Mortgage rates are at their highest point since the Great Recession as housing affordability continues to decline, according to Freddie Mac FMCC data.

The 30-year fixed increased from 5.66% to 5.89%. The long-term rate hasn't been this high since November 2008, shortly after the Great Recession was triggered by the collapse of the housing market.

In 2021, the 30-year fixed was 2.88%. The typical rate on 15-year fixed mortgages increased from 4.98% to 5.16% last week. The rate at this time last year was 2.19%.

See Also: Housing Prices Jumped Just 0.1% Last Month, But It Could Be A Sign For The Next Big Price Hike: Here's Why

Rates decreased in July and the first few days of August as recession fears mounted. Rates reversed higher after hawkish remarks made by Fed Chairman Jerome Powell at the central bank's conference in Jackson Hole last month; investors' attention was once again drawn to the Fed's efforts to bring inflation down which is floating around 40-year highs.
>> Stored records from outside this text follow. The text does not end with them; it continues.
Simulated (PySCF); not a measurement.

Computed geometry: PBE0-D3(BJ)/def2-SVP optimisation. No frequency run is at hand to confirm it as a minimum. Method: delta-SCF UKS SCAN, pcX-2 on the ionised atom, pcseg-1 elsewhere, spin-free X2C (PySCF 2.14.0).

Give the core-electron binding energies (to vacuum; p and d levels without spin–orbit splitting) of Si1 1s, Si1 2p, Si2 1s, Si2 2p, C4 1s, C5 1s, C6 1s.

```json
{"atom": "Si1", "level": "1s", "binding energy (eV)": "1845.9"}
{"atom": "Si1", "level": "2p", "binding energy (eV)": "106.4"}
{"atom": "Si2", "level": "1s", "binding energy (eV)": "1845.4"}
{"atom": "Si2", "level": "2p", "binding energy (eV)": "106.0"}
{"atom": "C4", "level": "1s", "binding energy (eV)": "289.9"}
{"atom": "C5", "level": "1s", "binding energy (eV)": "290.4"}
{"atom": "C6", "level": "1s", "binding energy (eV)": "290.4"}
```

Potential Buyers Lose Interest

“Home-touring activity took a nosedive, and the share of sellers dropping their price remained near a record high,” wrote Redfin Corp. RDFN in a Thursday press release.

Sales of existing homes in the U.S. have fallen for six straight months, according to the National Association of Realtors.

Fewer people searched for “homes for sale” on Google. In fact, searches during the week ending Sept. 3 were down 25% from a year earlier.

  • Touring activity as of Sept. 4 was down 38% from the start of the year at Redfin, compared to a 3% increase at the same time last year.
  • Mortgage purchase applications were down 1% week over week, seasonally adjusted, and were down 23% from a year earlier during the week ending Sept. 2

Lenders Affected

Mortgage lender Home Point Financial, a subsidiary of Home Point Capital Inc. HMPT announced plans to lay off 526 staff members beginning Nov. 1, due to decreased demand in homes

Mortgage originator Rocket Companies Inc. RKT spent $61 million in the second quarter in voluntary buyouts to 8% of Rocket’s operations team and other groups in its Amrock title and valuation business. Rocket issued a second, smaller voluntary buyout to an undisclosed number of employees across its multiple businesses in August.

Re/Max Holdings Inc. RMAX said early in July that is planned to cut 17%, or 120 staff members affecting the company’s technology workers, including operators of the “book” platform, its customer relationship management software for brokers and agents.

Industry Consolidates

Two direct-to-consumer lenders AmeriSave Wholesale Mortgage Solutions, and Suburban Mortgage Inc. abruptly shut down in late August.

First Guaranty Mortgage Corp. FGBI and Sprout Mortgage, in addition real estate fintech Reali announced plans to close its door on Sept. 2.

With consolidation in the industry, and less wholesale lenders to contend with, companies like UWM Holdings Corp. UWMC may benefit as there are a finite number of mortgages to originate.

UWMC could gain market share with each shop that closes its doors.